Like the assumption that Christians adopt their creed upon no reasonable grounds whatever, this other, that in adopting it they lose their common-sense, is at the bottom of the freethinking arguments with which we are all familiar -- but it can hardly be said to be a favourable specimen of the modes of freethought.
Obviously, there is need of something better than assumptions, something more scientifically convincing; though, as I have said, in the vast multitude of instances it seems to be considered unnecessary to furnish anything more.
Authority
It is, for example, a constant objection that Catholics accept their faith on authority, as if that settled the matter: as if authority could not possibly be a sound foundation for knowledge. This is of course manifestly and absurdly untrue. It is a mere platitude to observe that we all alike owe to authority by far the greatest portion of our knowledge. The whole of History necessarily rests upon authority alone. So does for each of us by far the greatest part of Geography. The man who has never been to Pekin or Rio de Janeiro, is just as sure of their existence as the traveller who has visited both. Even in regard of scientific knowledge, of which we are so proud, and on the score of which we claim such superiority, -- for the great mass of men it depends wholly on authority, as in the instance of the eclipse already mentioned; and even the most eminent specialists have to rely on the authority of others outside their own particular branch.
False Authority
It is not authority then that is incompetent to furnish knowledge with any foundation more solid than a quicksand, but what pretends to be authority and is not. To say that belief on authority is of its very nature irrational, is to contradict common sense, and base argument upon a manifestly unreasonable principle. Of course the believer must be ready to show good grounds for his acceptance of the authority in which he puts his trusty The trustworthiness of authority is just as much a matter for rational argument and demonstration as anything else, and the fundamental point from which the Catholic starts is that reason establishes the genuine and trustworthy character of the authority to which he submits himself. "We believe," he says, "because the motives for believing appear to us more weighty than those for not believing --just as we perform good actions because the motives for these actions seem better than those for their opposites." Yet, is it not a cardinal point with the generality of the Church's antagonists that she stultifies herself by the very principle of authority? It seems never to be admitted even as a possibility that there can be any rational ground for such adoption.
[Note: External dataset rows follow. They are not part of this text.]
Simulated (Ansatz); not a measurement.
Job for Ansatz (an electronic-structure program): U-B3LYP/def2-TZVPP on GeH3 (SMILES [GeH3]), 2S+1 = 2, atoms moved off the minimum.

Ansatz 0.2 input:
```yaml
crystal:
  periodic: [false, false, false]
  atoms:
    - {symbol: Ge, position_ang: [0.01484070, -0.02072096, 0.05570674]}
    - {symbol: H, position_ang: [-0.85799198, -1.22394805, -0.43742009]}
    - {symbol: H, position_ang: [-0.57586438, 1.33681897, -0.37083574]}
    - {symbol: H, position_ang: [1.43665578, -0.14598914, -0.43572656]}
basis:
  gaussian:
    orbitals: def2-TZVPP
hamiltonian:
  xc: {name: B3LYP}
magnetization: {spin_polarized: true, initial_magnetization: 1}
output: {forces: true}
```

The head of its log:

Most Freethinkers believe on Authority
And at the same time, a very large proportion of those who thus argue, act upon the very principle which they condemn. Usually, it is nothing which they can in any sense call their own in the way of knowledge that serves as the ground work of their whole philosophy, but the supposed teachings of such leaders as Darwin and Herbert Spencer, or such a system as that which passes under the overworked name of Evolution, -- to which they swear allegiance; even though, as constantly happens, they have the vaguest possible idea, or no idea at all, as to what their authorities actually say, or what credentials they can furnish for their authority.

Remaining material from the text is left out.